Nature, however, appears to have been playing a joke on mathematicians, asserts Benoit Mandelbrot, who is considered the father of modern fractal theory. Mathematicians may have been lacking in imagination, but Nature was not.³ Beginning in the nineteenth century, a revolution in mathematical thought commenced, propelled by the discovery of mathematical structure that did not fit the precepts of Euclid, Descartes, or Newton. Mathematicians such as George Cantor, Giuseppe Peano, David Hilbert, Gaston Julia, Helge von Koch, Waclaw Sierpinski, Gaston Julia, and others created abstract forms that held clues to understanding nature in a visual sense⁴ and provided glimpses into infinity. Although all these structures served as models for the complexity of nature, they were regarded with distaste as geometric aberrations, a pathological “gallery of monsters.” These constructions, however, brought into question some of math’s fundamental beliefs. During this period of crisis, these pioneers came in contact with bizarre shapes that challenged the prevailing concepts of time, space, and dimension.⁵

Cantor’s Dust was formulated by George Cantor by taking a line segment, a one-dimensional object, and replacing it with two copies one third the length of the original placed at either end of the original line. The resulting figure appeared to be the original line with the middle third missing. The process was repeated on each of the remaining line segments, splitting each one into thirds and deleting the middle third. As you continue the process to infinity, it appears that you jump in dimension from the one-dimensional line to a series of zero-dimensional points or dust: Cantor’s Dust (see Figure 1.1a).

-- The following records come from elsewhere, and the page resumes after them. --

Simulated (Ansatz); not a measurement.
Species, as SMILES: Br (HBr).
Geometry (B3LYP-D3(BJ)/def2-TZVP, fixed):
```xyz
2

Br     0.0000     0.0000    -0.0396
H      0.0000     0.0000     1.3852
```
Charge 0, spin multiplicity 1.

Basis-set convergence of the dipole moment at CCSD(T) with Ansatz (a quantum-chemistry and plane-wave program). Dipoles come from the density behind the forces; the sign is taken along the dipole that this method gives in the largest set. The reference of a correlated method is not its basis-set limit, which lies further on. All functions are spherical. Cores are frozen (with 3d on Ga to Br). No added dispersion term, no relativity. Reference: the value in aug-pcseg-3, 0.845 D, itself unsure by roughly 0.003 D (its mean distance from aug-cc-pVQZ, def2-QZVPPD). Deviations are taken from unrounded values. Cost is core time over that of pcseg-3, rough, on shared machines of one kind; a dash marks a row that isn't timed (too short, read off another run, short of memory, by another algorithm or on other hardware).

A similar but diametrically opposite construct was developed by Italian mathematician Guiseppe Peano when, in 1890, he invented the Peano Curve (Figure 1.1b). In this geometric object, a jump from one dimension to the second dimension is achieved in that a continuous curve of one dimension with no width or area could fill a region of space. Each time you repeat the process of substitution, you leave less space between the lines, and if you carry the process to infinity, theoretically, you fill the space. Cantor’s Dust transformed a one-dimensional object into zero dimensions, whereas Peano’s curve took a one-dimensional object and visually made a two-dimensional figure.

Waclaw Sierpinski developed one of the most recognizable fractal forms: the Sierpinski Gasket (Figure 1.2). The base object is a solid triangle that is replaced by three copies of the triangle scaled down to one-third of its original size. Each of the three copies is translated to one of the points of the triangle. The resulting figure is essentially the original triangle with an unfilled upside-down triangular hole in the middle. It is in fact a set of three scaled-down copies. The process is repeated again, resulting in each of the three solid triangles being replaced with a triangle with a hole, which is really a set of three copies of the previous object. The process is repeated as many times as you want, replacing each solid triangle with a scaled-down copy of the set of three solid triangles separated by an upside-down triangular hole (Figure 1.2). This process is theoretically continued to perpetuity. The fascinating part is that if you start to zoom in on a section of the Sierpinski Gasket, a structure will be revealed that appears very similar to the overall object: a triangulated gasket. Each time you zoom in on a section of a previously zoomed-in section, you will see the same similar triangulated structure—a visual glimpse into infinity.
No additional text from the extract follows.